OK, I'll admit it. None of us are investment gurus and we haven't made (or lost) millions playing the stock market. However, we've been asked a few times to work on projects related to automated trading systems and these are some of the books we found most interesting or useful in understanding the problems involved. Click on the titles to see reviews by other people and other information from your local Amazon.
If you can survive reading the title, this book is actually an anecdotal history of the Kelly Criterion — a formula which identifies how much should be wagered on a risky undertaking. A surprising cast of characters is involved, from underworld figures to physicists and mathematicians, and from 1738 (not a misprint) to the present day.
This isn't a mathematical enough treatment for me, but it's well worth reading to find out how people have tried and succeeded (or failed) in exploiting Kelly's (and Bernoulli's) work.
(If you need to play around with numbers, the Kelly Calculator may be useful.)
If you've ever dreamed of creating a computer system to beat the bookies or the stock market (and who hasn't?) then Steven Skiena's book is for you. Skiena describes his own (and his team's) efforts to create an automated system which would place winning bets on jai alai, a Basque game which is also played in parts of France and some cities in North America. The book describes the game itself (a game with similarities to tennis, squash and rugby fives), the convoluted methods by which tournaments are held (a sort of round robin) and the pari-mutuel gambling system which is used to place bets on the outcome.
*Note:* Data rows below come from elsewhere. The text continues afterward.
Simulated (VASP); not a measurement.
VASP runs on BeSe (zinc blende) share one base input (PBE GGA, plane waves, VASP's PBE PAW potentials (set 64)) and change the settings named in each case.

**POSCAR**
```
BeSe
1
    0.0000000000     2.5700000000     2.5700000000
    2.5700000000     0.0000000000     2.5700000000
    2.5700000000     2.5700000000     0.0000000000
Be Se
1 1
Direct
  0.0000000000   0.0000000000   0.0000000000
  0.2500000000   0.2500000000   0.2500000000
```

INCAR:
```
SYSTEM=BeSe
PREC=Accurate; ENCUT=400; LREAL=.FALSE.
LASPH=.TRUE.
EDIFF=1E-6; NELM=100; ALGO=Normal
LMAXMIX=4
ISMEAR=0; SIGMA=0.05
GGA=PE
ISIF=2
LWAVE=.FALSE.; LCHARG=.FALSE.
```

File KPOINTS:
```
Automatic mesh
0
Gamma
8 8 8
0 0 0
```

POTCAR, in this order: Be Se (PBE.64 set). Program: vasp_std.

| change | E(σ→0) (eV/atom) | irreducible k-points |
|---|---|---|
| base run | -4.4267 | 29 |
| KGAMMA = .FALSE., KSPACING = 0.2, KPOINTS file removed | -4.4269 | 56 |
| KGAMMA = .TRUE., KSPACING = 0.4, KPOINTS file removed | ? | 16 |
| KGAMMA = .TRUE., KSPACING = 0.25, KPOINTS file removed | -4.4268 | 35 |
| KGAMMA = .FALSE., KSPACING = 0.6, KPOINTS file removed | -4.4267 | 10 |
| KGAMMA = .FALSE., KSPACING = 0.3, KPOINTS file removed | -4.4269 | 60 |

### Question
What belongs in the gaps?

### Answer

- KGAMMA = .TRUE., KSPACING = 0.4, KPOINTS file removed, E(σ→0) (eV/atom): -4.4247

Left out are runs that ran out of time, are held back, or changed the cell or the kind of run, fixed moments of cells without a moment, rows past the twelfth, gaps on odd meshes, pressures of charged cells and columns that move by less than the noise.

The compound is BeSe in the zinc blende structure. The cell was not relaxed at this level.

To create the perfect system, Skiena and his team needed to model the tournament structure, the effects of player skill on match outcomes,and (since this the odds are offered using a pari-mutuel system) the betting habits of the general public. They then needed to identify bets which would (on average) be profitable.
The team succeeded, the program they developed ultimately succeeding in returning about 500% on its initial gambling stake in a single year. (The bad news, as Skiena points out, is that it would not be possible to use such a system to bet large amounts of money on jai alai, since such bets would significantly depress the odds available).
A must read for anyone seriously interested in "beating the system".
Lacking the modesty or limited objectives of either Taleb or Paulos, this book claims it will reveal ... how you can use your computer to gather, analyze, and detect profitable market inefficiencies — the key to making winning trades day after day.
Yes, really.
Despite this publishing hyperbole, there is much to recommend this book if you are planning on implementing a trading system. There are explanations of neural net, technical analysis, and data mining approaches. There are also descriptions of two or three major projects, discussions of possible commercial data sources, and key questions to ask in evaluating systems.
Some of the chapters in this book are somewhat dated: with the substantial changes in hardware and software since 1999 we thankfully don't have to worry anymore about whether incoming data will overflow our 16550 UART. However, many design considerations never change and this book is still worth a read if you are considering designing or evaluating an automated trading strategy.
Paulos lost money on the WORLDCOM crash, and uses this as a jumping off point for explaining the mathematics behind the stock market. There are good qualitative explanations of many of the numbers and theories used in attempting to predict the price of stocks. I especially liked his description of the Efficient Market Hypothesis Paradox (if everybody believed in it, the Efficient Market Hypoethesis would no longer be true) and its imaginary opposite, the Sluggish Market Hypothesis.
Another good point he makes is that the criteria for success of a trading system is not whether it makes money. That's only a necessary condition. A successful trading system must make more money than simply investing in treasury bills, or buying an index fund.
The book covers in outline such subjects such as technical analysis, beta, portfolio theory, etc.
Although there are some excellent nuggets of information here, I found the writing style distracting. I was also disappointed that another book by the same author (Once upon a number : the hidden mathematical logic of stories) covered much of the same ground with the same examples.
This book contains musings on random events and its effects on the market (and life in general) by a professional trader, Nassim Taleb. There are thoughts here which I found quite profound concerning the nature of inductive logic (reasoning from events to rules), as well as interesting examples and explanations of how we allow ourselves to be fooled by random phenomena.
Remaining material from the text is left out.